We recognize that in Hand v. Thornburg, 425 So. 2d 467, 469 (Ala. Civ. App. 1982), when considering whether an appellant had provided sufficient bond for costs to perfect an appeal from a district-court judgment to the appropriate circuit court, this court stated:
“ 'Security for costs' is defined as the '[p]ayment into court in the form of cash, property or bond by a plaintiff or an appellant to secure the payment of costs if such person does not prevail ․' (Emphasis supplied). Black's Law Dictionary 1217 (5th ed. 1979). A cost bond or bond for costs is therein defined to be 'a bond given by a party to an action to secure the eventual payment of such costs as may be awarded against him. A bond which may be required of an appealing party in a civil case ․' Black's Law Dictionary 313 (5th ed. 1979). At a time when title 7, section 792 of the Code of Alabama 1940 required that an appeal be taken by the appellant giving 'security for costs,' the supreme court repeatedly referred to such security as being an 'appeal bond.' Dollar v. McKinney, 267 Ala. 627, 103 So. 2d 785 (1958); McKinstry v. Thomas, 258 Ala. 690, 64 So. 2d 808 (1953).

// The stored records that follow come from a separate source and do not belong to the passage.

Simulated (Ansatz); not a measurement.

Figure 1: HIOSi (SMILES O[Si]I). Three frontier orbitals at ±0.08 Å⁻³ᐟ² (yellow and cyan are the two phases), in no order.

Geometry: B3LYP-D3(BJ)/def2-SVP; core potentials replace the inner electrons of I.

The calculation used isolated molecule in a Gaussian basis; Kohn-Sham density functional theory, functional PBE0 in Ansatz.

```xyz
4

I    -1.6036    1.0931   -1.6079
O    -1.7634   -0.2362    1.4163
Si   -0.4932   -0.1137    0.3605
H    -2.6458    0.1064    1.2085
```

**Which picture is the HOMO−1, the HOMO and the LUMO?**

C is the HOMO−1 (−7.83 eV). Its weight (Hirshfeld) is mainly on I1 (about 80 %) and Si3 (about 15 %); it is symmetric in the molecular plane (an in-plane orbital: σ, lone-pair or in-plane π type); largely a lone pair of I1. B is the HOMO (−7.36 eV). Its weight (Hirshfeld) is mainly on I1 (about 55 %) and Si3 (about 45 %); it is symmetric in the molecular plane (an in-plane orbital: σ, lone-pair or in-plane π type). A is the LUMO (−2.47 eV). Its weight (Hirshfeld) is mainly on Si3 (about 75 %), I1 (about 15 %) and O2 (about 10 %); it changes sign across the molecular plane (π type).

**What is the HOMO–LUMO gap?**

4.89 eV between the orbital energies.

“․ A bond for costs is filed to secure the payment of the costs. ․”
However, even if we apply the definition in Hand to the term “bond for security of costs” set forth in § 11-53B-4 and conclude that the statutorily required bond is a payment into the court to secure the payment of costs in the circuit court if the appealing party does not prevail, § 11-53B-4 still remains overly vague. Specifically, it does not provide a designated period within which the court clerk must determine the amount of the bond or guidance as to how the court clerk should ascertain the amount of the bond. Considering the nature of the resolution being appealed -- a resolution ordering the demolition of a structure -- it appears reasonable to conclude that the amount of the bond for filing such an appeal may differ from case to case and from circuit to circuit.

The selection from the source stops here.